Connecting with Nature: Helping Children Reveal Their Inner Strength

By Heather White

Maria Montessori once said, “When children come into contact with nature, they reveal their strength.

Nature provides us with an abundance of rich sensorial experiences that are crucial for a child’s development. Their vision develops when they watch leaves sway in the breeze. Their hearing is stimulated when they hear birds chirping. A fragrant spring flower awakens their sense of smell. These immersive experiences awaken the child’s senses and call them to explore, creating a sense of awe and wonder that will be meaningful throughout their lives. 

Dr. Maria Montessori believed so much in the power of connection with nature that she considered the outdoors an extension of the indoor learning environment. She believed nature enriches the life of each child by supporting their physical, social, emotional, and cognitive development. 

By increasing your child’s interactions with the natural world, you’re not only supporting their growth and development, you’re encouraging them to lead an environmentally responsible lifestyle throughout childhood and into adulthood, as well. Dr. Montessori reminds us of the importance of developing this type of global citizenship, stating, “The land is where our roots are. The children must be taught to feel and live in harmony with the Earth.”

Explore the fundamentals of Montessori parenting with this free video by Sylvia Arotin, offering insights and strategies to empower and educate your child.
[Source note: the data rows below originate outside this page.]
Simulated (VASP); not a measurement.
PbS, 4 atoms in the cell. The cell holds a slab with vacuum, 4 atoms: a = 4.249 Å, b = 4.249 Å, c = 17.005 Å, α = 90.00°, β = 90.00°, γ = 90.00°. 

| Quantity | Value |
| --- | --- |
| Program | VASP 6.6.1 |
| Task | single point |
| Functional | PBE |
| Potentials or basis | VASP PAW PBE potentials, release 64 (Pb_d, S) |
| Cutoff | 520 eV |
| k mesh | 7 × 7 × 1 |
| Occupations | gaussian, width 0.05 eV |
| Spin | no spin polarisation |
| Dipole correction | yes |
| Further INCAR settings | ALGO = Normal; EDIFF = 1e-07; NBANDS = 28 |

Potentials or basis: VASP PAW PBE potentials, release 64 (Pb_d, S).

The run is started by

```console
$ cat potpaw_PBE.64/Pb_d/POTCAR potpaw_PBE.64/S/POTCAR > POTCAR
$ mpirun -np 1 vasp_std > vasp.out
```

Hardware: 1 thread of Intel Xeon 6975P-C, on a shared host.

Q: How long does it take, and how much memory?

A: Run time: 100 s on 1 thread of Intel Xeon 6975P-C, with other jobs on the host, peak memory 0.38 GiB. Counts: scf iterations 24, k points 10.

As Montessori parents and caregivers, you can foster your child’s connection to the natural world in so many ways. Here are just a few:

  • Collect leaves, rocks, shells, acorns or pine cones (you could also then sort and arrange them by size, color, or shape)
  • Sit quietly for a moment and listen, then try to name the sounds you hear 
  • Roll down a hill 
  • Climb a tree 
  • Go for a nature walk 
  • Plant a garden 
  • Water and tend to plants 
  • Build a bird feeder, fill it with seeds, and watch and listen to the birds 
  • Build sand castles or mud cakes
  • Splash in a puddle
  • Smell crushed leaves 
  • Watch cloud formations 
  • Fly a kite in the breeze 
  • Visit the nearest botanical garden or zoo

Remember that children are developing their senses, motor skills, and more through their interaction with the natural world. Get outside even if the weather is less than perfect. Help your children see that there is no such thing as bad weather, only unsuitable clothing. Dance in the rain. Play in the snow. For, as Maria Montessori urged, “There must be provision for the child to have contact with nature; to understand and appreciate the order, the harmony, and the beauty in nature.”